Message From Chairman Khrushchev to President Kennedy
Moscow, December 29, 1962.


DEAR MR. PRESIDENT, I am grateful to you for your wish to clarify the considerations by which, as you tell us, the U.S. Government was guided in taking the decision regarding making Polaris missiles available for the disposal of Britain. You note that the Polaris missiles will be given to small British submarine forces which will be assigned to NATO and that these missiles are not expected to be operational before 1969-70.

I took notice of your words that the President's chief concern in making the decision on availability for transfer of the Polaris missiles was to prevent or at least delay the development of national nuclear capabilities and that you seek to gain time for further efforts in the field of disarmament. I would like to regard what you said with understanding. But in your turn, please regard with understanding those thoughts which cannot but come to our mind in connection with the step which you are taking.
If one is to appraise this step objectively, i.e. not only from the point of view of its effect on the relations between the U.S. and Britain, between the U.S. and its other allies in NATO, not only from the point of view of what type of destructive weapons is more suitable or costs less for them to manufacture, then the conclusion can be only one--this still is a matter of expansion of armaments of states. Yes, the agreement regarding the Polaris missiles reached on the Bahamas is one more effort in the implementation of the plans for nuclear armament, armament that is, while the peoples are awaiting from statesmen and governments efforts in a completely different direction--to scrap the war machine of states, to destroy all means of annihilation of people.

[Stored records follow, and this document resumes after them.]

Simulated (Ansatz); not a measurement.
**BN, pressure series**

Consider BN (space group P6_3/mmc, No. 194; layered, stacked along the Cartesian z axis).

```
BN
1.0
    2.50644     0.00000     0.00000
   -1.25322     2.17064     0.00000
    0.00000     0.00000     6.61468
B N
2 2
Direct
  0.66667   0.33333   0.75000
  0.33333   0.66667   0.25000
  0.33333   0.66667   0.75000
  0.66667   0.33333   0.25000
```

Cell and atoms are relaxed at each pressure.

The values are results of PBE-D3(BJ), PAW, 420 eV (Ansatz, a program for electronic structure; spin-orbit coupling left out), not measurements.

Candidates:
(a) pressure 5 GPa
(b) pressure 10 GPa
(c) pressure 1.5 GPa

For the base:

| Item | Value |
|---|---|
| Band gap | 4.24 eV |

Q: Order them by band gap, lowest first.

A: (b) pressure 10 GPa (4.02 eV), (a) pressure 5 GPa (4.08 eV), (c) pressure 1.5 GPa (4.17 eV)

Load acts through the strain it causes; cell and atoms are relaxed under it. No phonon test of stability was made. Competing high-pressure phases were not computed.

We are sorry that the essence of the question on which you informed me is still armament. Measures on which you inform us lead not to creating conditions facilitating general and complete disarmament, not to clearing road to agreement but to further intensification of arms race. This can only grieve all those people who see in general and complete disarmament a really reliable guarantee of peace.
In the messages which we exchanged the two of us expressed more than once our desire to seek mutually acceptable solutions to the questions of disarmament. Unfortunately, however, in those U.N. committees and subcommittees where negotiations on disarmament are conducted, in particular, in the 18 Nation Committee in Geneva they do not yet go beyond declarations of readiness for disarmament.
I do not think that in this message I should touch more in detail on the negotiations on disarmament. I touched on this topic because I cannot but express my concern that every meeting of statesmen of the Western powers regardless of the level of these meetings is devoted first of all to working out new armament programs.
I was informed that you consider interesting the proposal concerning nuclear test ban which was contained in my recent message to you. This makes me hopeful.
I send you, your wife and your entire family good wishes and New Year's greetings from myself and my family.